To be frank, if anyone's after something 'off the shelf' to pick up in person at their local shop, IMHO, the Autoglym stands up with anything out there. Put aside any preconceptions of anything AG being not as good because it's not got a sexy smell, or _because_ it's widely available on the high street. It's just a great QD - period.


----------



## MrVix (May 21, 2013)

3M Quick Wax for me.


----------



## Mattb23 (Feb 3, 2012)

Autosmart Reglaze for me


----------



## focustjohn (Sep 12, 2013)

im using formula cleans detailing spray and think its good


----------



## Offset Detailing (May 7, 2007)

Zaino Z8 and Sonax Brilliant Shine are my fav's!


----------



## budd (Jul 4, 2007)

'Clean your Car' are out of stock of BSD  who else stocks it ?


----------



## AS_BO (Sep 29, 2013)

I have a question then - apologies for hijacking. What would offer the most versatile product with great water behaviour and good dilution rates? That's asking a lot but with the abundance of QD's on the market there must be one! I'd rather buy something in bulk and dilute it then I can keep various dilutions for different scenarios.


----------



## AS_BO (Sep 29, 2013)

Anyone?


----------



## ardenvxr (May 22, 2013)

autosmart reglaze


----------



## AS_BO (Sep 29, 2013)

ardenvxr said:


> autosmart reglaze


Ok cool - what sort of stuff can reglaze be used for? Dilution ratios etc?


----------



## ardenvxr (May 22, 2013)

50ml per 500ml for qd and can be used as clay lube and possibly waterless wash


----------



## AS_BO (Sep 29, 2013)

Ok thanks buddy.


----------



## deano93tid (May 8, 2013)

I have this - http://www.chemicalguysuk.com/QUICK_DETAILER_SYNTHETIC_DETAIL_SPRAY_p/synthe16.htm

I do not rate it one bit, it leaves a smear on the paint.

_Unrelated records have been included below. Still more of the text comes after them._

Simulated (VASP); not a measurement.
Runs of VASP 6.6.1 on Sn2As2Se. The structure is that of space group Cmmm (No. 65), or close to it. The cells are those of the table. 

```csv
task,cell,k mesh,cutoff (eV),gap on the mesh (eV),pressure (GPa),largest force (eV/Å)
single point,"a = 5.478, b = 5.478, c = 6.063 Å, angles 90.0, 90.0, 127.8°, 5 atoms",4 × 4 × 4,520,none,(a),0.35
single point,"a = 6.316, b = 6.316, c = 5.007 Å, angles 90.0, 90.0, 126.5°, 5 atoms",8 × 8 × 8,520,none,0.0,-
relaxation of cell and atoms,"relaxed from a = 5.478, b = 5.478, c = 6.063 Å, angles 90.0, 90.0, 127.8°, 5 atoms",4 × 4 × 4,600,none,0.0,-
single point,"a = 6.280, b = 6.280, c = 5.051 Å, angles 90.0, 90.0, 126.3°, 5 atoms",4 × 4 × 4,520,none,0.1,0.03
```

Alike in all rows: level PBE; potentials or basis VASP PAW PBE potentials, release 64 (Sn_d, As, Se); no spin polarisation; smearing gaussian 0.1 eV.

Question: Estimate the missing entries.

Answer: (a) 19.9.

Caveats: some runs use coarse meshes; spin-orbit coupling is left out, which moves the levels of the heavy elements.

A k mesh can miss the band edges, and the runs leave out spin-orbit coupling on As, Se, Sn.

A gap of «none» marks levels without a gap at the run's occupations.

I do also have this - http://www.detailedclean.co.uk/deta...ipe-473ml-54?gclid=CJ2X-9iskrwCFfMftAodBQIAJw

One of my first proper detailing purchases from halfords which came with the clay bar and MF towel, I really rate the Megs QD great scent, easy on and easy off leaving a glossy finish couldn't ask for more.


----------



## salsa-king (Dec 17, 2013)

AngelWax QED
detailing spray


----------



## Vixer (Oct 11, 2006)

Fk#425


----------



## waxygordon (Aug 18, 2013)

Zymol field glaze or auto finesse finale


----------



## Offset Detailing (May 7, 2007)

Zaino Z8 or Sonax Brilliant Shine.


----------



## meraredgti (Mar 13, 2011)

Megs UQD i like


----------



## WAFU (Jan 21, 2014)

*Sonax*

Video of Sonax Xtreme filmed today. Applied 2 days ago. This is great stuff; the shine is immense and rain water beads off. When you start driving all the beads fly off the bonnet, awesome product.


----------



## horned yo (Feb 10, 2009)

Orchard Perfection i found more slicker and wetter than Sonax UD. it also left more protection for longer


----------



## dillinja999 (Aug 26, 2013)

i find sonax has a more wax look than sealant but it beads and sheets like nothing else which is all i want. no more water spots on black car. been on my car for 2 weeks with no drop in performance so far


----------



## budd (Jul 4, 2007)

apart from Cleanmycar how else supplies Sonax BSD?


----------